Bonneville says viewers can expect a rejuvenation of sorts when the sixth season of Downton Abbey begins its U.S. run Jan. 3 on PBS.

"In the final installment he's more like the Robert of series one," says Bonneville. "He's the benign dictator.

"He has to become that again, because he's had to adapt or die. What's at stake is his one lifelong job - preserving the family legacy. He knows that. He has stared it in the face and he accepts it.

"After the first series, it felt like his IQ plummeted. But I think you'll see he's somewhat recovered."

Of course, Bonneville jokes, there's also still time for Robert to take the easy way out. After all, there's no law that says he has to hang around Downton and see if follows several large neighboring estates into bankruptcy.

"With [his daughter] Lady Mary [Michelle Dockery] running the estate and her son George in place as the heir," Bonneville points out, "Robert could just retire to the South of France."

Don't take that as a spoiler. Even though the series wraps up in the U.K. on Christmas Day, everyone involved maintains a vow of silence on this side of the pond concerning the upcoming endpoint.

McGovern says only that fans will not be shortchanged.

"Every character gets a chance to say goodbye," she says. "So the audience can say goodbye, too, and you get a sense what everyone's future will hold."

Looking back, Bonneville says the death of Mary's husband Matthew (Dan Stevens) at the end of season three has indirectly propelled much of the show's second half, because of what Stevens's departure required writer Julian Fellowes to do in response.

"Matthew's death gave Julian a chance to develop more characters," says Bonneville, including both a succession of suitors for Mary and various players who either filled Matthew's other roles or just got more screen time.

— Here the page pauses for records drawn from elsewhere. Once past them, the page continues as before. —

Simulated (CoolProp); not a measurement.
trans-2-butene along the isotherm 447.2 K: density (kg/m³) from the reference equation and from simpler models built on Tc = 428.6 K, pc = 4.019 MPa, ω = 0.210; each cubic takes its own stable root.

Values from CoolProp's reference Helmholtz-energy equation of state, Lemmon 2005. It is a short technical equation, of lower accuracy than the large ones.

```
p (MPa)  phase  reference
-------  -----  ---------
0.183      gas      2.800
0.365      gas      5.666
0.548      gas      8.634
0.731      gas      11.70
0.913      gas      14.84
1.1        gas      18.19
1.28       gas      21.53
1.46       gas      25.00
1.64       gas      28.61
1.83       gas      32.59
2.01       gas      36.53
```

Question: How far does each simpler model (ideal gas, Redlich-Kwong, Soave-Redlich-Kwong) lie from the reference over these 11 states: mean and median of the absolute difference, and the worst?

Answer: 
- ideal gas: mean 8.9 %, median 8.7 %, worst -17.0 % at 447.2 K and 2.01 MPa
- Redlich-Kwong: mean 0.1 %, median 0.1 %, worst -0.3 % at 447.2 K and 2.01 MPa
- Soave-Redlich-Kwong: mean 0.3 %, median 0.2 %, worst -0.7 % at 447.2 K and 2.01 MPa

"In a way, Matthew's death resolved a classic problem of drama," says McGovern. "You spend so much energy hoping two people get together, as we did with Matthew and Mary, and then when they finally do, what happens next? All the energy is dissolved.

"So while we hated to see Dan leave the show, Julian was able to transfer that energy elsewhere."

As for Cora, McGovern notes that she has gradually become more assertive over the course of the show, reflecting how many women of the era were coming out of the shadow of their menfolk.

"Remember that Cora has also been responsible all along for the family stuff," she says. "Although Cora has not been what you'd call a helicopter parent. She's probably not someone who thinks about what she didn't do with her life."

It's also important, say both Bonneville and McGovern, to remember that Downton Abbey isn't a somber academic analysis of these characters.

"There's been a building sense of humor through the whole series," says McGovern. "I think that's why it's fun. It's humor with a subtle edge."

"Some of the plot points may have seemed a little extreme," says Bonneville. "Like the death of Mr. Pamuk. But they have played well."